Beavers Offer Lessons About Managing Water in a Changing Climate, Whether the Challenge Is Drought or Floods
It’s no accident that both the Massachusetts Institute of Technology and the California Institute of Technology claim the beaver (Castor canadensis) as their mascots. Renowned engineers, beavers seem able to dam any stream, building structures with logs and mud that can flood large areas.
As climate change causes extreme storms in some areas and intense drought in others, scientists are finding that beavers’ small-scale natural interventions are valuable. In dry areas, beaver ponds restore moisture to the soil; in wet zones, their dams and ponds can help to slow floodwaters. These ecological services are so useful that land managers are translocating beavers in the U.S. and the United Kingdom to help restore ecosystems and make them more resilient to climate change.
Scientists estimate that hundreds of millions of beavers once dammed waterways across the Northern Hemisphere. They were hunted nearly to extinction for their fur in the 18th and 19th centuries in Europe and North America but are making comebacks today in many areas. As a geoscientist specializing in water resources, I think it’s important to understand how helpful beavers can be in the right places and to find ways for humans to coexist with them in developed areas.
How beavers alter landscapes
Beavers dam streams to create ponds, where they can construct their dome-shaped lodges in the water, keeping predators at a distance. When they create a pond, many other effects follow.
Newly flooded trees die but remain standing as bare “snags” where birds nest. The diverted streams create complicated interwoven channels of slow-moving water, tangled with logs and plants that provide hiding places for fish. The messy complexity behind a beaver dam creates many different kinds of habitats for creatures such as fish, birds, frogs, and insects.
Human dams often block fish passage upstream and downstream, even when the dams include fish ladders. But studies have shown that fish have no trouble migrating upstream past beaver dams. One reason may be that the fish can rest in slow pools and cool pond complexes after navigating the tallest parts of the dams.

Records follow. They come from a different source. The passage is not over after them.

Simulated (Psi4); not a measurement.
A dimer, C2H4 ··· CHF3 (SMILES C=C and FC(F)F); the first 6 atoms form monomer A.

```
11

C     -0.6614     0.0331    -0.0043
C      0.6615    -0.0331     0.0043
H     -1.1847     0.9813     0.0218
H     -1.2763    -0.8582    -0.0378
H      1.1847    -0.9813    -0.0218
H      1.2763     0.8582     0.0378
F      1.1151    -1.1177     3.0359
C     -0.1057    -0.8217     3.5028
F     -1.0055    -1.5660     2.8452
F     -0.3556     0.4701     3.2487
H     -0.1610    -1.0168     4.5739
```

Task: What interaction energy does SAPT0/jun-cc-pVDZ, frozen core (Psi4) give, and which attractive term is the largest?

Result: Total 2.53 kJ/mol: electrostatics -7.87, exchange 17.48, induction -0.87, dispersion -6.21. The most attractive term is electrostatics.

The slow-moving water behind beaver dams is very effective at trapping sediment, which drops to the bottom of the pond. Studies measuring total organic carbon inactive and abandoned beaver meadows suggest that before the 1800s, active and abandoned beaver ponds across North America stored large amounts of carbon in sediment trapped behind them. This finding is relevant today as scientists look for ways to increase carbon storage in forests and other natural ecosystems.
Beavers may persist in one location for decades if they aren’t threatened by bears, cougars, or humans, but they will move on if food runs out near their pond. When abandoned beaver dams fail, the ponds drain and gradually become grassy meadows as plants from the surrounding land seed them.
Dried meadows can serve as floodplains for nearby rivers, allowing waters to spill out and provide forage and spawning areas for fish during high flows. Floodplain meadows are valuable habitats for ground-nesting birds and other species that depend on the river.
The value of slowing the flow
As human settlements expand, people often wish to make use of every acre. That typically means that they want either land that is solid and dry enough to farm or waterways they can navigate by boat. To create those conditions, humans remove floating logs from streams and install drains to draw water off of fields and roads as quickly and efficiently as possible.
But covering more and more land surfaces with barriers that don’t absorb water, such as pavement and rooftops, means that water flows into rivers and streams more quickly. Rainfall from an average storm can produce an intense river flow that erodes the banks and beds of waterways. And as climate change fuels more intense storms in many places, it will amplify this destructive impact.
Some developers limit this kind of damaging flow by using nature-based engineering principles, such as “ponding” water to intercept it and slow it down; spreading flows out more widely to reduce the water’s speed; and designing swales, or sunken spots, that allow water to sink into the ground. Beaver wetlands do all of these things, only better. Research in the United Kingdom has documented that beaver activity can reduce the flow of floodwaters from farmlands by up to 30%.
Beaver meadows and wetlands also help cool the ground around and beneath them. Wet soil in these zones contains a lot of organic matter from buried and decayed plants, which holds onto moisture longer than soil formed only from rocks and minerals. In my wetland research, I have found that after a storm, water entering the ground passes through pure mineral sand in hours to days but can remain in soils that are 80%-90% organic matter for as long as a month.
Cool, wet soil also serves as a buffer against wildfires. Recent studies in the western U.S. have found that vegetation in beaver-dammed river corridors is more fire-resistant than in areas without beavers because it is well watered and lush, so it doesn’t burn as easily. As a result, areas near beaver dams provide temporary refuge for wildlife when surrounding areas burn.
Making room for beavers
The ecological services that beavers provide are most valuable in zones where nobody minds if the landscape changes. But in the densely developed eastern U.S., where I work, it’s hard to find open areas where beaver ponds can spread out without flooding ditches or roads. Beavers also topple expensive landscaped trees and will feed on some cultivated crops, such as corn and soybeans.
Beavers are frequently blamed for flooding in developed areas, even though the real problem often is road design, not beaver dams. In such cases, removing the beavers doesn’t solve the problem.
Culvert guards, fences, and other exclusion devices can keep beavers a safe distance from infrastructure and maintain pond heights at a level that won’t flood adjoining areas. Road crossings over streams that are designed to let fish and other aquatic animals through instead of blocking them are beaver-friendly and will be resilient to climate change and extreme precipitation events. If these structures are large enough to let debris pass through, then beavers will build dams upstream instead, which can help catch floodwaters.
A growing body of research shows that setting aside pockets of land for beavers is good for wetland ecosystems, biodiversity, and rivers. I believe we can learn from beavers’ water management skills, coexist with them in our landscapes, and incorporate their natural engineering in response to weather and precipitation patterns disrupted by climate change.